Taking pictures of books

When I was a teenager, I had a little notebook in which I’d write down bits of books and poems (and, let’s be frank, Doors lyrics) that I particularly liked or meant something to me. Thank goodness I no longer have this notebook as I’m sure it would make horrifying reading. But perhaps I have not advanced that far since. Because now, despite being about to embark upon a role as a digital publisher, and despite all the technology available to me, my means of recording bits of books I like is: taking photos of them with my iPhone and never storing them properly or labelling them in any way, and then just coming across them later and thinking ‘oh, that’s good’ and then trying to remember what they are.

But. What is accidentally brilliant about this non-method is that when I flick through my phone, I see something, and am reminded of why I took a photo of it just then and why it meant so much to me. So, I thought I would share a few iPhone highlights from recent months.

First, from Gilead by Marilynne Robinson, which I read on my summer holiday this year:

gilead

Not bad hey? It speaks for itself really. It’s like a distilled version of everything that is brilliant about this book and Robinson’s writing, which I came to shamefully late. But its essential truth is always worth keeping in mind if you’ve just spent hours wrestling with a toddler car seat in Barcelona airport on the way to said summer holiday. Helps to keep things in perspective.

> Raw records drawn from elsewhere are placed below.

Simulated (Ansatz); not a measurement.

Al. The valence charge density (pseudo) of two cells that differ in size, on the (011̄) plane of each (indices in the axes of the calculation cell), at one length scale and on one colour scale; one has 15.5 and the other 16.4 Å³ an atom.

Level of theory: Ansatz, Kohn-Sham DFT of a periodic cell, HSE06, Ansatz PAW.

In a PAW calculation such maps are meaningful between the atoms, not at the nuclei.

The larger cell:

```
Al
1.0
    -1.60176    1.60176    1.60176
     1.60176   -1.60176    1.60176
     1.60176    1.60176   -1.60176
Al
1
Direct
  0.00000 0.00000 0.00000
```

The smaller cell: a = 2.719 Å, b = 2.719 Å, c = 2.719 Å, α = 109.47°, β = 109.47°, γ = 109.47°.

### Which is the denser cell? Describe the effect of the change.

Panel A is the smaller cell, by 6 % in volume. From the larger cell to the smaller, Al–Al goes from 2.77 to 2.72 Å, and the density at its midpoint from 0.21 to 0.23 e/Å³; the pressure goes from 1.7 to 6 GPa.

Next up! Belinda Bauer – one of my favourite crime writers. This is from her new novel, The Beautiful Dead. I think I was having an especially bad day when I read this back in September. Although I should clarify that even my worst, most stressful publishing days have thankfully never involved blood.

bauer

Fortunately both Eve Singer, the heroine of the book, and I lived to fight another day. But this is an excellent description of a terrible one.

Next, something more cheerful. This is from Johnny Marr’s autobiography, Set the Boy Free. With apologies for the bad light and for the poor formatting – I was reading a converted PDF on my kindle before the book came out.

marr

I love this because a. I’m a sucker for these ‘pivotal moments that changed everything’, and this one describes Marr’s first encounter with Morrissey, which became the incredible songwriting partnership that those two were; and b. I read it when I was on my way to first meeting my new employers, and I thought ‘oh, I’m reading about a significant moment in someone’s life at what may be a significant moment in my own’. (And I say this with all due humility – I don’t believe I can ever achieve anything in any job I will hold that will come close to ‘What Difference Does it Make?’)

And finally this, from Stephenie Meyer’s The Chemist, which is basically my philosophy of life.

meyer

The way Meyer writes it suggests that perhaps it isn’t a fail-safe approach, which is alarming news because I’ve been relying on it for quite a while now.